Randy Bell, a 24-year-old resident of Thornton, Colorado, hadn’t played many concerts when he struck a deal with a major label. Epic Records released the single “Don’t Do Me” in July 1984, and the power-pop ode made a brief appearance on the Billboard singles chart, peaking at No. 93.
“I never played the bars,” Bell said of his nascent career. “I put my money into good-quality home-recording equipment—I started doing that when I was 18 or so. I’d go down to the basement and listen to what was popular on the radio, then write my own material based on that and try to record it.”

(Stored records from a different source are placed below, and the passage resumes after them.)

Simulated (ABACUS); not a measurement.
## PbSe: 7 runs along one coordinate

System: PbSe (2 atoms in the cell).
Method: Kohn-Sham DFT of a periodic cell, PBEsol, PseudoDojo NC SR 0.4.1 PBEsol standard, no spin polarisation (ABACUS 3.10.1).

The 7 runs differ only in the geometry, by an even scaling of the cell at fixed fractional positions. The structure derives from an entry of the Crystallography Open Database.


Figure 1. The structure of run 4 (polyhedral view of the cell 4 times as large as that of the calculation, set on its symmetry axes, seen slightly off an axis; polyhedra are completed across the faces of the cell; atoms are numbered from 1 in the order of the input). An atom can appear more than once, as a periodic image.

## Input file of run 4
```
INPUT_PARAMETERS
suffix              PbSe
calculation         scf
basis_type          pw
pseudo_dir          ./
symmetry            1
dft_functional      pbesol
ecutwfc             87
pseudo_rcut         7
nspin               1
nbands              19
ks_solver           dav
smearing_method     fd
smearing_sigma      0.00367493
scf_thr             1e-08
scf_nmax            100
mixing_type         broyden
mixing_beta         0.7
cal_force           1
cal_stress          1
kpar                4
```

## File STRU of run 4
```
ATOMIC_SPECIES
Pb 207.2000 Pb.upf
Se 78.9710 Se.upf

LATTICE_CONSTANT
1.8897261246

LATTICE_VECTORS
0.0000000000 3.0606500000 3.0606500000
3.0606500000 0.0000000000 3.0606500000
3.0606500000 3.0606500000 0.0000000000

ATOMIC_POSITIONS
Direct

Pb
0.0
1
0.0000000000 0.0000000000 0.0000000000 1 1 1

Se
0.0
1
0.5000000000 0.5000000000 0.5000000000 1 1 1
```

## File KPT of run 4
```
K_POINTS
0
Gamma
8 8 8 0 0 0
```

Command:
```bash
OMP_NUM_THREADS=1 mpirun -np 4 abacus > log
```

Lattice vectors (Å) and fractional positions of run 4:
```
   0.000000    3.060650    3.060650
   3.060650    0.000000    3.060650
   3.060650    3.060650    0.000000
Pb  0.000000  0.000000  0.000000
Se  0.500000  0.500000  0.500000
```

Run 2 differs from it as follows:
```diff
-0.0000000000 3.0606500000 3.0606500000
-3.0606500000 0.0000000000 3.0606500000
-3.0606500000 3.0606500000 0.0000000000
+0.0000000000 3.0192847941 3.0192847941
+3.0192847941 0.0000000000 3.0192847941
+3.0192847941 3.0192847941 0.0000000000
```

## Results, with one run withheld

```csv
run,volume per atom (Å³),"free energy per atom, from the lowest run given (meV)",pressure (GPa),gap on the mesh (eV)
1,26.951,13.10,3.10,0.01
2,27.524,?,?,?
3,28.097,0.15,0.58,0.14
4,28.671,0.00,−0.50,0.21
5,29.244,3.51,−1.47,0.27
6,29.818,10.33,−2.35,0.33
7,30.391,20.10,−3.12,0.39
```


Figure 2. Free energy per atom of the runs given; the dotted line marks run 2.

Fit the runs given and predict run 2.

One of Bell’s first homemade efforts, an original tune called “More Than Alive,” was voted No. 1 by the listeners of Denver’s KTLK in the radio station’s Colorado Music album contest. Bell entered it under the name “Randy Rock,” but ditched the moniker soon after. The local showing led him to the finals of Miller High Life’s “Rock to Riches” talent search. At the finals, held in New York’s Palladium in April 1982, he wound up with second place.
“Don’t Do Me” was the first product to come out of Bell’s “long term, multi-album” contract with Epic. He quit his day job at Rocky Flats, a nuclear plant near Denver, in his continuing search for a smash. But Epic styled him as a teenybopper act—his bare-chested visage appeared in such fan magazines as Teen Beat. The one-dimensional marketing plan didn’t work, and it put an end to Bell’s musical path.